Chemical Compounds Grammar

14 March, 2012

Following the MOLTO 4th Project Meeting in Zurich, I am making available my findings so far with regards to the Chemical Compounds grammar to facilitate a "handover" to the UHEL team.

I have put all my code fragments in the MOLTO SVN repository under the chemical-compounds folder.

Cooke-Fox et al.

  • D. I. Cooke-Fox, G. H. Kirby, and J. D. Rayner, “Computer translation of IUPAC systematic organic chemical nomenclature. 1. Introduction and background to a grammar-based approach,” Journal of Chemical Information and Modeling, vol. 29, no. 2, pp. 101-105, 1989.
  • D. I. Cooke-Fox, G. H. Kirby, and J. D. Rayner, “Computer translation of IUPAC systematic organic chemical nomenclature. 2. Development of a formal grammar,” Journal of Chemical Information and Modeling, vol. 29, no. 2, pp. 106-112, 1989.
  • D. I. Cooke-Fox, G. H. Kirby, and J. D. Rayner, “Computer translation of IUPAC systematic organic chemical nomenclature. 3. Syntax analysis and semantic processing,” Journal of Chemical Information and Modeling, vol. 29, no. 2, pp. 112-118, 1989.
  • D. I. Cooke-Fox, G. H. Kirby, M. R. Lord, and J. D. Rayner, “Computer translation of IUPAC systematic organic chemical nomenclature. 4. Concise connection tables to structure diagrams,” Journal of Chemical Information and Modeling, vol. 30, no. 2, pp. 122-127, 1990.
  • D. I. Cooke-Fox, G. H. Kirby, M. R. Lord, and J. D. Rayner, “Computer translation of IUPAC systematic organic chemical nomenclature. 5. Steroid nomenclature,” Journal of Chemical Information and Modeling, vol. 30, no. 2, pp. 128-132, 1990.
  • G. H. Kirby, M. R. Lord, and J. D. Rayner, “Computer translation of IUPAC systematic organic chemical nomenclature. 6. (Semi)automatic name correction,” Journal of Chemical Information and Modeling, vol. 31, no. 1, pp. 153-160, 1991.

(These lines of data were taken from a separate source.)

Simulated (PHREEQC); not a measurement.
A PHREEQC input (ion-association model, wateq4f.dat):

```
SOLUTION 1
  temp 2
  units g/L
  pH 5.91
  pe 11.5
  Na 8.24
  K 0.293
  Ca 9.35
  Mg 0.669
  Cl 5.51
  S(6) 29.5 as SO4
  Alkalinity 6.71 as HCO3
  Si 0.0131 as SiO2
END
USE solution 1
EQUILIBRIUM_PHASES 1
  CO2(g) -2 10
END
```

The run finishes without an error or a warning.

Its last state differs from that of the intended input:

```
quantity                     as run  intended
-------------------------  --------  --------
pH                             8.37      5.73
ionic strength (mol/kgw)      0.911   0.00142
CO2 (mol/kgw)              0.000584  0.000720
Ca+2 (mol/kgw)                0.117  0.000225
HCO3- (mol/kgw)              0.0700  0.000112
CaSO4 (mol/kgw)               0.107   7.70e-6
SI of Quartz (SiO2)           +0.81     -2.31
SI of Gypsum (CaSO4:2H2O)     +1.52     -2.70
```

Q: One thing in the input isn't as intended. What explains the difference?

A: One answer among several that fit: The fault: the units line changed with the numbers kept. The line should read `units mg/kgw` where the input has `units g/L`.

A series of papers that specifically look at grammar-based translation of chemical names. In the second paper they mention that the grammar they wrote should be attached to the paper, unfortunately, no matter how much I looked I could not find a version of this grammar. I have transcribed some of the grammar in the paper into chemical-compounds/Cooke-Fox/grammar.cf, however we really need to get our hands on the original, full grammar.

Name=Struct

  • J. Brecher, “Name=Struct: A Practical Approach to the Sorry State of Real-Life Chemical Nomenclature,” Journal of Chemical Information and Modeling, vol. 39, no. 6, pp. 943-950, 1999.

Another chemical name parser which tries to be robust. Seems relevant but could not find any hard details about the system, I assume it is not open-source.

AUTONOM

  • J. L. Wisniewski, “AUTONOM: system for computer translation of structural diagrams into IUPAC-compatible names. 1. General design,” Journal of Chemical Information and Modeling, vol. 30, no. 3, pp. 324-332, Aug. 1990.
  • L. Goebels, a J. Lawson, and J. L. Wisniewski, “AUTONOM: system for computer translation of structural diagrams into IUPAC-compatible names. 2. Nomenclature of chains and rings,” Journal of Chemical Information and Modeling, vol. 31, no. 2, pp. 216-225, May. 1991.

CHEMorph

  • G. Kremer, S. Anstein, and U. Reyle, “Analysing and Classifying Names of Chemical Compounds with CHEMorph,” in Proceedings of the Second International Symposium on Semantic Mining in Biomedicine (SMBM 2006), 2006.

Parser of IUPAC names into SMILES, which is a sort of canonical representation form e.g. "7-hydroxyheptan-2-one" becomes OCCCCCC(O)C

The SMILES spec is available, for example here: http://www.opensmiles.org/spec/open-smiles-2-grammar.html#2.2 I wrote a small CFG based on the grammar at that URL, in the chemical-compounds/SMILES folder.

Lexichem

  • R. Sayle, “Foreign Language Translation of Chemical Nomenclature by Computer,” Journal of Chemical Information and Modeling, vol. 49, no. 3, pp. 519-530, 2009.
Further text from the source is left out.